Actor Armie Hammer was banished from polite society over allegations of cannibalism, rape and other kinky behavior. It cost him his big-time Hollywood career and his reputation.
He was investigated by the LAPD but not charged with a crime, so now he’s working his way back the only way a desperate person does in 2025. By starting a podcast.
On Sunday, the accused sex pest used his platform to talk about the time he was so horny, he switched teams as a hack to find no-strings gratification.
“it was hilarious,” he said on “Armie HammerTime,” adding, “Gay dudes seem to have it so easy, like, so easy!”
He described meeting a “handsome French” dude. “I was like, ‘Okay, this could work. This could work. Yeah. Let’s try this.’”
He then offered a blow-by-blow retelling of his bisexual experiment: kissing, groping and, ultimately, the realization that the other man’s beard and masculine build were a turnoff.
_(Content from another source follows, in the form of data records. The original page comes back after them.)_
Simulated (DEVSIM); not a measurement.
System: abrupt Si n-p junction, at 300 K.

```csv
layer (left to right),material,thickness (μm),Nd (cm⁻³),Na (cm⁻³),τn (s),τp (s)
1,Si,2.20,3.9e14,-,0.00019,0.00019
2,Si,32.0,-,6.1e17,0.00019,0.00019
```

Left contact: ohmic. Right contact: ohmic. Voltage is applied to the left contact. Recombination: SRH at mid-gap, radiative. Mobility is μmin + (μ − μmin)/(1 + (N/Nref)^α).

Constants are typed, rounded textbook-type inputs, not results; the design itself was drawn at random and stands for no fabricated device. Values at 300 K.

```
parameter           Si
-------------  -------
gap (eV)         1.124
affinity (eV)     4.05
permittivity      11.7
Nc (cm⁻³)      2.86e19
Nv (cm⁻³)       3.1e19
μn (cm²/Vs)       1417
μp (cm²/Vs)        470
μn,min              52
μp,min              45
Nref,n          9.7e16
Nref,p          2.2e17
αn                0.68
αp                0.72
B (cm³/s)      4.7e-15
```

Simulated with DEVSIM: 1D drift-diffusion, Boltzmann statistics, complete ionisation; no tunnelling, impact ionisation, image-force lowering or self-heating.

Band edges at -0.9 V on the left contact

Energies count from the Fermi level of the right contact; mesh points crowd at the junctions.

“It did physically for me absolutely nothing,” he said. “Nothing, like, not even a twitch.”
Speaking of doing nothing for him, there’s this conversation.
I’ve argued that we as a culture need to make room for folks like Hammer, who became #MeToo roadkill after being convicted in the court of public opinion.
But shaddap already.
Maybe it’s not the studly “Call Me by Your Name” star we need back — but shame.
We are, undoubtedly, in the golden age of celebrity TMI. Everyone has a podcast, and they’re dying to bombard you with tawdry tidbits. The more outrageous, the better.
Many celebrities don’t bother creating art anymore. The new showbiz is hawking lurid personal revelations — for clout, online influence, or to sell whatever crappy product they’ve slapped their name on.
It’s cheap and undignified. It’s also a crowded field, which has upped the ante. Or lowered the bar.
Want to know every detail about “The Hills” Kristin Cavallari’s sex life? No problem, she’s talking about it nonstop on “Let’s be Honest with Kristin Cavallari.” Sometimes, she spreads it around: In December, the mother of three went on Bunnie XO’s podcast “Dumb Blonde to yap about country star Morgan Wallen, saying he was “a great f–k buddy.”
This woman is 37 and has three children, including a daughter, who presumably have access to Google. Have some pride. Some self-respect.
Last year, Katy Perry went on “Call her Daddy” — the main clearing house for cheap sex revelations — to reveal that she rewards her fiancé, Orlando Bloom, with oral sex if he’s done his household chores.
“I mean, like, literally, that is my love language,” she said, “I don’t need a red Ferrari. I can buy a red Ferrari. Just do the f–king dishes! I will suck your d–k! It’s that easy!”
Great.
These conversations are billed as casual and radically authentic to create an illusion of no-holds-barred conversation. Nothing is off-limits. Who knows what can happen. But these are as calculated and self-serving as fluffy old magazine profiles of yore.
They’re just more raunchy, to create some idea of fake intimacy between the celebrity and the audience.
To plug her new podcast, “Reclaiming,” Monica Lewinsky recently went on “Call Her Daddy” to relitigate the nearly 30-year-old presidential sex scandal she insists she is coming back from.
While I have sympathized with Lewinsky — with her anti-bullying campaign and her exposure of the feminist hypocrisy — it has become her entire career. And that’s a choice.
A podcast is just the latest iteration.
This is not to disparage the formula all together. Some podcasts feature incredible interviews with actors, athletes and other notables — deep dives that do not dip into the gutter to fill time and grab clout.
Libertine behavior has long been stitched into the creative class: sex, drugs, deviance. But so was discretion. No more.
No wonder the ever-shrinking A-list is an endangered concept.
That level of fame requires mystery and intrigue — not something we as a society value anymore.